This article is the third in a series, providing summaries of the presentations at ARGFest-o-Con 2008 in Boston
Steve Peters left ARGNet a few years back, but he still sticks around. Supposedly, he works for some company named 42 Entertainment that sponsored ARGFest 2008 and purchased tickets to The Dark Knight for attendees. In this Showcase Presentation, Steve Peters explained how to deal with Alternate Reality Gaming audiences using the Microsoft Vista-sponsored ARG Vanishing Point as an example.
According to Peters, there are Five F’s of Fantasticness necessary for every alternate reality game: Find, Focus, Fun, Freedom, and Fear.
The first step to every alternate reality game is the FIND: discovering the game. With Vanishing Point, 42 Entertainment targeted early adopters with puzzle boxes, puzzle graphics on Windows and technology blogs, and a taunting message suggesting that the readers wouldn’t be able to solve these. Solving the puzzles led to the main page for Vanishing Point, where, explains Peters, players found the ever effective and tantalizing countdown. So effective, in fact, that Vanishing Point included dozens of countdowns scattered around the website, each one culminating in a live event.
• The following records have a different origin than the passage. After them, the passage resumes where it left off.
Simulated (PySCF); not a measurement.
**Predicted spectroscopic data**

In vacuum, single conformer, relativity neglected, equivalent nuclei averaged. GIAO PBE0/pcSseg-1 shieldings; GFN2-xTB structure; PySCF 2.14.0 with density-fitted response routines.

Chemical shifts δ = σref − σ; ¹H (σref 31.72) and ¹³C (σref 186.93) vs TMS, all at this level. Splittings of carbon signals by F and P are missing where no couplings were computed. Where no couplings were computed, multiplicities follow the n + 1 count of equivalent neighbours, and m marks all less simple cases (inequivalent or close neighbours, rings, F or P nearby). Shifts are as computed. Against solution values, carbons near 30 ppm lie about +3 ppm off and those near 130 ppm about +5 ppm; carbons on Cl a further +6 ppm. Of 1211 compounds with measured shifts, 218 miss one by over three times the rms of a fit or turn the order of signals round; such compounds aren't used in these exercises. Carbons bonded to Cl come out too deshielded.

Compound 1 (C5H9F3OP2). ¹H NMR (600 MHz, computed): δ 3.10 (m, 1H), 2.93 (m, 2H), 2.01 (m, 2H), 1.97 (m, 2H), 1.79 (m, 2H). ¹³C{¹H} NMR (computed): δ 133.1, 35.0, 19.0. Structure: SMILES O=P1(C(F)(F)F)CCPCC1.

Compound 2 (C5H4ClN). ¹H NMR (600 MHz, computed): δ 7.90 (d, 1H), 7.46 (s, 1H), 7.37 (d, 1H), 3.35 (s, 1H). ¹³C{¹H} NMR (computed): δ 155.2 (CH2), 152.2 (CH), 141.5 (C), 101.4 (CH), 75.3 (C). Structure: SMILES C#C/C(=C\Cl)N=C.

Which brings us to the second step: FOCUS. Players need to know what to expect when they’re entering a game. While you can pick up a book and anticipate the commitment it will involve by the number of pages, size of the font, and reputation of the author, the same does not necessarily apply to alternate reality games. Sticking to regularly scheduled updates helps generate expectations for the players. Setting more explicit boundaries through iconic touches to the websites can also help guide players and protect the developer’s sanity.
The third factor is both the simplest and the hardest: FUN. Under the direct assault of hundreds or even thousands of skilled players, puzzles often need to be difficult. However, they still have to be fun, and often building upon previous puzzles can help with that process.